About Sew Eco-Logical

Sew Eco-Logical Inc.
1280-B East 28th Ave.
Eugene, Oregon 97403 U.S.A.
phone: 1-541-683-5828 • fax: 1-541-683-6333

Sew Eco-Logical wholesales woven and knit textiles made of certified organic fiber to companies. We also sell 10-yard bolts of some of our fabrics to the general public on our Sew Eco Etsy Shop.

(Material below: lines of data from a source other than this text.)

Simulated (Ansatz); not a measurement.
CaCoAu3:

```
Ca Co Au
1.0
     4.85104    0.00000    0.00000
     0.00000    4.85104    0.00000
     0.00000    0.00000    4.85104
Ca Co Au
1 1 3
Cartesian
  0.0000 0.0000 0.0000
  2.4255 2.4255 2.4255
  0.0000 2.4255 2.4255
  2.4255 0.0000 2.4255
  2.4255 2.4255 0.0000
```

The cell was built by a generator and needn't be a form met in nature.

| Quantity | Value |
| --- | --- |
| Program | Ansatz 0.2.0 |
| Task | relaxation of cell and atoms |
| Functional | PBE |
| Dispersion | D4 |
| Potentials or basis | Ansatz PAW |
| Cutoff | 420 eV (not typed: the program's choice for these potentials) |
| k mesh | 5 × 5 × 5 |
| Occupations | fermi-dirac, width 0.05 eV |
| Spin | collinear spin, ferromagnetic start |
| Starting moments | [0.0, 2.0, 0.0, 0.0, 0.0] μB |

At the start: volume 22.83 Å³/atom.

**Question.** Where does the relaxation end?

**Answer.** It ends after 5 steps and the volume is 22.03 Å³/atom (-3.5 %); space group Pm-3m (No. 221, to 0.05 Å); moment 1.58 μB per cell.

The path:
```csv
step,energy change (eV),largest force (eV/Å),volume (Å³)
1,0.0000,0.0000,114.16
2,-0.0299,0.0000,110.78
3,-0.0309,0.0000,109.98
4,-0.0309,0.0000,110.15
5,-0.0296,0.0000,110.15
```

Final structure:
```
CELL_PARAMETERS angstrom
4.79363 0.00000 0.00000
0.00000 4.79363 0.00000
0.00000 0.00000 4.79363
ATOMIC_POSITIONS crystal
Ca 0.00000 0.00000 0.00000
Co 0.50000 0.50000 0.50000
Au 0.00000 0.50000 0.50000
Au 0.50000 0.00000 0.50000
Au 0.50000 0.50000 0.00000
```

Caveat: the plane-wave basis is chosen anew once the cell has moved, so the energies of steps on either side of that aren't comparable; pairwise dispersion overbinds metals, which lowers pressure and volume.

Whether your company is founded on organic, or newly attracted to organic’s sizzle, we will provide quality textiles to your company. Founded in 1998.

Sew Eco-Logical Offers:

  • Open stock fabric.
    We offer a basic assortment stocked in the U.S. and sold in roll quantities.
  • Expertise in Manufacturing Organic Fabric.
    We work with your company to develop specifications for the fabric you would like custom manufactured. We provide technical information on certification, manufacturing processes and labeling to our customers.
  • Quality and professionalism.
    We stand behind the quality of our products. We communicate clearly and respond to your concerns. We set the manufacturing calendar and work to maintain it.
  • Organic integrity.
    Organic certificates are secured and maintained in our files. Upon request, we provide customers with copies of the certificates. We track the certified fiber through the supply chain when ever possible.
  • Authenticity.
    We speak plainly and responsibly. We do not use simplistic, euphemistic jargon such as "low impact" and "sustainable". We speak truthfully about the environmental impacts of processes, case in point bamboo rayon. We provide you with the pros and cons of choices.
  • Fabric performance features that have less impact upon health and the environment.
    Consumers expect their fabrics to perform. The future will bring functional finishes that will have less effect upon life on this planet. We will offer these advancements in textile manufacturing as they become available.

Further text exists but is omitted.